The most energy-efficient building may be the one already built
The Monadnock Building in downtown Chicago, Illinois, was completed in 1894 and was once the largest office building in the world. With austere, 17-story façades ornamented mainly by columns of bay windows, it’s the sort of structure that led the poet Carl Sandburg to call Chicago “City of the Big Shoulders.”
It’s also a kind of avatar of a small-but-growing movement of architects and planners who are highlighting the environmental benefits of working with what we have. Or, to use an oft-quoted phrase coined by architect Carl Elefante, “The greenest building is . . . one that is already built.”
In today’s sustainability-minded parlance, the Monadnock’s big-shoulder quality is known as “high thermal mass.” Its brick walls—six feet thick at the base—help hold in heat in the winter while keeping the building relatively cool in the summer.
“This building is actually one of the best examples of what can be good about an old building from an environmental perspective,” says Patrice Frey, director of sustainability research for the National Trust for Historic Preservation. She knows this firsthand—she has an office in the building.

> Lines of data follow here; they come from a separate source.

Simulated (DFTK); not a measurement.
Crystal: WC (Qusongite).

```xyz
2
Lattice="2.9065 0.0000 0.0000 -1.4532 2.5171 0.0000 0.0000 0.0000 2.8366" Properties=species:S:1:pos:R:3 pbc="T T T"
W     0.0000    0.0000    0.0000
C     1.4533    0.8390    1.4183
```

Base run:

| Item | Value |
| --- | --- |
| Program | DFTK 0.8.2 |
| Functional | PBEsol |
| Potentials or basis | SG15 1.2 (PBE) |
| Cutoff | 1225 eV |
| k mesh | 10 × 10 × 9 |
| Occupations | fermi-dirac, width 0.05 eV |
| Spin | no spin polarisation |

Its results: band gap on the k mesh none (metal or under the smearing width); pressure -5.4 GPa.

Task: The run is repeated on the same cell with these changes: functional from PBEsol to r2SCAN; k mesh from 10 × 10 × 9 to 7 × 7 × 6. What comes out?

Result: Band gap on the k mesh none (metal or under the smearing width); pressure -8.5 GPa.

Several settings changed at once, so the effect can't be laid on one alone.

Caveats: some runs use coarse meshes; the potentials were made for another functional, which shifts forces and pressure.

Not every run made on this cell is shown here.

Far from being outdated and inefficient, she says, many old buildings have features that help minimize energy use: transoms to distribute natural light into the interior, windows placed to allow for cross-breezes. In fact, according to U.S. Department of Energy data, Monadnock-era commercial buildings—those built before 1920—use less energy per square foot than those built at any other time until 2000.
In a sense, the environmental benefits of remodeling and retrofitting old buildings should be obvious. After all, “reuse” is one of environmentalism’s Three R’s, tucked right in there between “reduce” and “recycle.”
Yet the early years of the sustainable building movement focused mainly on applying cutting-edge green technologies to new construction. Leadership in Energy and Environmental Design (LEED), the primary system for green building certification in the U.S., initially applied only to new buildings. (LEED rating systems for remodeling and major renovation have since been added.)
Now, attitudes are beginning to shift as researchers develop a better appreciation of just how much energy it takes to construct a building in the first place, a concept known as embodied energy.
In the past, most people assumed that a building’s embodied energy was only a small fraction of the operating energy it would use over its lifetime. But in recent years, “We’ve really come a long way with life-cycle assessment technology,” which provides a detailed accounting of the cradle-to-grave impacts of specific products or activities, Frey says. And crunching the numbers reveals the hefty impact of embodied energy.
For example, a 2008 study by the U.K.’s Building and Social Housing Foundation found that it would take 35 to 50 years for a newly built, energy-efficient home to recover the carbon emitted in its construction. An analysis of a university building in British Columbia, Canada, yielded similar results.
“We’re starting to see a little bit of data clustering around this idea that it takes at least two or three decades, sometimes more, to recover these impacts,” Frey says. Such analyses compare old and new buildings of similar types. They capture emissions associated with constructing and operating a building—but not those associated with the activities of the people who might live or work there. Yet might replacing a four-story apartment building with an eight-story one, for example, enable twice as many people to live in a walkable and transit-oriented location, live less carbon-intense lifestyles, and reduce emissions overall?
“The reality is that we’re just now beginning to grapple with this tension between density and preservation of existing buildings,” Frey acknowledges.
There are other complications, too. A relatively small proportion of U.S. building stock consists of those pre-1920 buildings that have a natural advantage when it comes to energy efficiency. Quite a lot of it—36 billion square feet in 2007—was built between 1950 and 1990 and was designed to rely on fossil fuels for heating and cooling. But with a little creativity these buildings, too, can be brought up to snuff.
To get a better handle on how the benefits of old buildings might vary depending on climate, building type, and the particular mix of fossil fuels used in different regions, NTHP is conducting one of the most comprehensive life-cycle assessments in the field to date. It models reuse of six different building types—from single-family homes to commercial buildings to schools—in four climate zones. The organization expects to release its study later this year.
Some of the broad strokes are already clear, Frey says. “The impacts of new construction are significant enough that it’s important to consider reuse when we can.”